Learn techniques for using Databricks Repos in CI/CD workflows. Integrating Git repos with Databricks Repos provides source control for project files.
The following figure shows an overview of the techniques and workflow.
For an overview of CI/CD with Databricks, see What is CI/CD on Databricks?.
Databricks Repos have user-level folders and non-user top level folders. User-level folders are automatically created when users first clone a remote repository. You can think of Databricks Repos in user folders as “local checkouts” that are individual for each user and where users make changes to their code.
In your user folder in Databricks Repos, clone your remote repository. A best practice is to create a new feature branch or select a previously created branch for your work, instead of directly committing and pushing changes to the main branch. You can make changes, commit, and push changes in that branch. When you are ready to merge your code, you can do so in the Repos UI.

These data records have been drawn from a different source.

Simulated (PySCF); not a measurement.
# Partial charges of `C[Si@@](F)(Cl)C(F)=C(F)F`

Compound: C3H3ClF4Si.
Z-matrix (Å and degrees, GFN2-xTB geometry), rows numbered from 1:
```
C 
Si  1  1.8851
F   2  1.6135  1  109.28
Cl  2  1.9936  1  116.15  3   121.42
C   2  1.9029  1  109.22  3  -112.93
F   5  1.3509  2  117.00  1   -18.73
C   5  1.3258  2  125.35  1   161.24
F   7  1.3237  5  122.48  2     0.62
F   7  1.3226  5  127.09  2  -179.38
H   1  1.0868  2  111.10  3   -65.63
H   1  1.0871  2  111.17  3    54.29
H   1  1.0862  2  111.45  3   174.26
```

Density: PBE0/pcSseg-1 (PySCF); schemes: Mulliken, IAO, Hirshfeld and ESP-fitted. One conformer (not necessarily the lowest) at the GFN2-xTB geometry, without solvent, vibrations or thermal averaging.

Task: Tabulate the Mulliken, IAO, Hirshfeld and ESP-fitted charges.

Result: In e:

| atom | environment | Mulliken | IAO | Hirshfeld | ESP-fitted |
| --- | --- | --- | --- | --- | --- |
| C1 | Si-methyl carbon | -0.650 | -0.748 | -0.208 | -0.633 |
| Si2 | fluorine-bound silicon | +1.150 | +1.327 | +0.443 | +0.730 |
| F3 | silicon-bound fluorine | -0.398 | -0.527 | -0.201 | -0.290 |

This workflow requires that you have already set up your Git integration.
Databricks recommends that each developer works on their own feature branch. For information about how to resolve merge conflicts, see Resolve merge conflicts.
In the following workflow uses a branch called feature-b that is based on the main branch.
Use the Repos UI to create a feature branch from the main branch. This example uses a single feature branch feature-b for simplicity. You can create and use multiple feature branches to do your work.
Make your modifications to Databricks notebooks and other files in the repo.
Coworkers can now clone the Git repository into their own user folder.
Working on a new branch, a coworker makes changes to the notebooks and other files in the Repo.
The coworker commits and pushes their changes to the Git provider.
To merge changes from other branches or rebase the feature-b branch in Databricks, in the Repos UI use one of the following workflows:
When you are ready to merge your work to the remote repo and main branch, use the Repos UI to merge the changes from feature-b. If you prefer, you can instead merge changes in your Git provider.
Databricks Repos provides two options for running your production jobs:
Option 1: Provide a remote Git ref in the job definition, for example, a specific notebook in main branch of a Github repository.
Option 2: Set up a production repo and use Repos APIs to update it programmatically. Then run jobs against this Databricks repo.
Simplify the job definition process and keep a single source of truth by running a Databricks job using notebooks located in a remote Git repository. This Git reference can be a Git commit, tag, or branch and is provided by you in the job definition.
This helps prevent unintentional changes to your production job, for example, when a user makes local edits in a production repo or switches branches. It also automates the CD step as you do not need to create a separate production repo in Databricks, manage permissions for it, and keep it updated.
In this option, you set up a production repo and Git automation to update Databricks Repos on merge.
The admin creates non-user top-level folders. The most common use case for these top-level folders is to create development, staging, and production folders that contain Databricks Repos for the appropriate versions or branches for development, staging, and production. For example, if your company uses the Main branch for production, the production folder would contain a repo that is checked out to the Main branch.
Typically permissions on these top-level folders are read-only for all non-admin users within the workspace. For such top-level folders we recommend you only provide service principal(s) with Can Edit and Can Manage permissions to avoid accidental edits to your production code by workspace users.
In this step, use the Repos API to set up automation to update Databricks Repos upon a merge event.
To keep a repo in Databricks at the latest version, you can set up Git automation to call the Repos API. In your Git provider, set up automation that—after every successful merge of a PR into the main branch—calls the Repos API endpoint on the appropriate repo in the Production folder to pull the changes and update that repo to the latest version.
For example, on GitHub this can be achieved with GitHub Actions.
To run the above mentioned workflows with service principals:
Create a service principal with Databricks.
Add the git credentials: Your Git provider PAT for the service principal.
To set up service principals and then add Git provider credentials:
Create a Databricks service principal in your workspace with the Service Principals API.
Create a Databricks access token for a Databricks service principal with the Token management API.
Add your Git provider credentials to your workspace with your Databricks access token and the Git Credentials API.
To call these three APIs, you can use tools such as
curl, Postman, or Terraform. You cannot use the Databricks user interface.